Alita Nandi wrote:
Hello,
Thanks for your query. I have passed on your concern to the income team.
About your question, "In this case, is it harmful to top-code the final total monthly income given that not all components are effectively top-coded and there are some very extreme values?" The answer depends on what you are trying to do in your analysis. For example, if you are using income as an explanatory variable then you could use income quantiles, then the very high incomes (including top-coded ones) will be in the same highest income category. Whether only components or the total income is top-coded will not matter.
But note that top-coding is done only to reduce disclosure risks. In many analyses this is not a problem. But if in your analysis precise income values are needed, then you should apply for the Special License version of the data where these variables are not top-coded. https://beta.ukdataservice.ac.uk/datacatalogue/studies/study?id=6931
Best wishes,
Understanding Society User Support
Alita Nandi wrote:
Hello,
Thanks for your query. I have passed on your concern to the income team.
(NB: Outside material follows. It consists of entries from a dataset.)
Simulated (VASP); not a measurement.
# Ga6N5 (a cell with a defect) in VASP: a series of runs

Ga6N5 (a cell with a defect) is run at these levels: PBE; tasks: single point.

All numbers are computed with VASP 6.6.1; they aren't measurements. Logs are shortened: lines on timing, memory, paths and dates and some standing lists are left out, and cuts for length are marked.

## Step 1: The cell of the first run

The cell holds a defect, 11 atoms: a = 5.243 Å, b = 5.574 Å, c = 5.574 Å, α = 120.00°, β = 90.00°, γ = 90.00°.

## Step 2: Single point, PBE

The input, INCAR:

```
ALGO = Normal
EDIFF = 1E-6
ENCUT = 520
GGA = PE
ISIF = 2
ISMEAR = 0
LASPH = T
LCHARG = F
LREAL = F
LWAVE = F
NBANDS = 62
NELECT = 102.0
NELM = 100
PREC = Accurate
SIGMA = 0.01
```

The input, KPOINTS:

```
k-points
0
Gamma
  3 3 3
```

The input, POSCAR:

About your question, "In this case, is it harmful to top-code the final total monthly income given that not all components are effectively top-coded and there are some very extreme values?" The answer depends on what you are trying to do in your analysis. For example, if you are using income as an explanatory variable then you could use income quantiles, then the very high incomes (including top-coded ones) will be in the same highest income category. Whether only components or the total income is top-coded will not matter.
But note that top-coding is done only to reduce disclosure risks. In many analyses this is not a problem. But if in your analysis precise income values are needed, then you should apply for the Special License version of the data where these variables are not top-coded. https://beta.ukdataservice.ac.uk/datacatalogue/studies/study?id=6931
Best wishes,
Understanding Society User Support
Thanks for your prompt reply.
I will use income as my dependent variable for conditional and unconditional quintile regressions. I was guessing that if some of these values - like top 0.5% - are already very extremes using the top-coded version, with the full-version the problems of right-skewness can only be exaggerated and using quintiles of income as outcomes, these should still be within the same quintile as you were pointing out.
In this sense I was asking if is it harmful or not.
Thanks again for your support!